Wednesday, April 04, 2012

Wow Philippines * Itbayat, Batanes: Adventure at Sea

My adventurous heart yearned for an unforgettable experience in Batanes and our journey to Itbayat sure gave me that boost of adventure that challenged my urban self.

Before the trip, I was having second thoughts about joining the Itbayat leg of our 3-island photo tour.  I was told the journey via boat takes 4 hours and the ride could be treacherous due to the open sea, and thus the typical tourists wouldn't go.  But, the whispers from my adventurous heart won that argument for me.

So here we are at the port in Basco where a 30-seater old wooden boat that looked like a tiny Noah's Ark awaits us.  It was the early part of the Holy Week and many locals are already travelling back to their hometown.  Cargo items ranging from sand and gravel to furniture to huge cans of biscuits were being loaded in what seemed like an infinite storage at the boat's hull.  More people came and I began to wonder if they will exceed the capacity limits of the boat, a very common practice in some of the ports in the provinces.  As we boarded with our orange life jackets, we soon found our little spots on the boat's floor, just enough for us to sit with our legs bunched up.  As soon as the coast guard gave his go signal, we were off.
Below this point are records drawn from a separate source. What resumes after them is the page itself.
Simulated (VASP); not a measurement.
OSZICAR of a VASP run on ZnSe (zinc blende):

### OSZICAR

View from the back of the boat where I was seated
One of the boatmen started to distribute plastic bags which we later realize was heavily utilized as passengers donated their breakfast to the sea.  As time passed, the ride became a roller coaster ride, rocking from left to right, up and down, except that we didn't have seat belts or safety bars.  The boat was covered left and right with a tarpaulin cloth to keep us from getting wet and all we do it peek through the small slot in front just to see giant waves which seemed to surpass the height of our boat.  The roller coaster ride went on continuously for what seemed like forever.  Everyone beside me was throwing up and for a moment there, the clear smelling breeze had turned into a mixture of sorts.  All I could do was surrender to the forces of nature and pray to the God up high.  This moment reminded me of how small I am in this vast world of ours, and even with all our might, we can only do so much. The only consolation we have would be to see the calm reactions of the boat staff, as if this is nothing, since they have maneuvered much worse conditions in their numerous runs.

Two hours later, we spotted land and there was a big sigh of relief.  We were informed that we will dock at an alternate port, called the Mauyen Port, which is southernmost part of the island where the waters are smoother, instead of the usual port which will take another 2 hours.  However, this means that we will have to do some heavy duty hiking up the cliff, via 14 zigzag steep narrow trails with nothing to hold on to, and with all our stuff to carry.  For someone who's not a hiker, this was really a challenge for me.  But luckily, my group was supportive enough and we paced ourselves for a slower hike up.

Mauyen Port, where we got off, there wasn't even a proper dock

As we emerged on top of the hill, all I could see were empty plains, and I felt that I was in Africa.  I also noticed that there were a few lone palm trees but they were unusually short.  We all plopped onto the ground tired and exasperated. Even the sun shining bright on our faces felt good.

That's us waiting for our ride at the top of the cliff

View from the top of the cliff, with the path where we hiked up from the port below
After an hour, an open truck came to pick us up and we all stood at the back. The locals seemed to have mastered the art of balancing more than us urbanites, as they didn't seem to need to hold on to anything as the truck moved through the rough road.  One could easily fall off as the sides of the truck are only as high as our knees.  Definitely an adventure!  I could only smile and say to myself, what better way to have an open top 360 degree sightseeing tour!  And this was our ride for the rest of the trip.

As if there is not enough adventure, we would never have expected the experience that will soon meet us in this uplifted coral of an island.  From a warm welcome from our host at the homestay, to the hidden gems deep in the cave beneath the hills, to the breathtaking view of what seemed like the Moher cliffs of Ireland, and to the history of a people called the Austronesians, these made us forget about the adventurous boat ride and the tiring hike up the cliff.  This was by far the best part of our trip.

You can read more about our experience at the island in my blog entitled Homestay and Breathtaking Landscapes.
Chinapoliran Port

Ironically our trip back to Basco was smooth sailing, reminding us how drastically things change over a short period of time.  Except for a surprise shout by the fishermen upon catching a big fish on our way back, the ride was quiet and we had space to lie down on the boat.

Our boat, back to pick us up

Poor cow, probably suffering from sea sickness after being transported on the boat hull

Smooth waters, beautiful views

Boatmen trying their luck for lunch
And yes, there were in luck!

Time passed quickly this time, and soon, we wake up from our naps to see a familiar view, the Naidi Lighthouse back in Basco, Batanes.

Naidi Lighthouse, Basco, Batanes
Naidi Lighthouse, Basco, Batanes
Challenging as this adventure may be, I wouldn't give up this experience for anything.  Till the next one!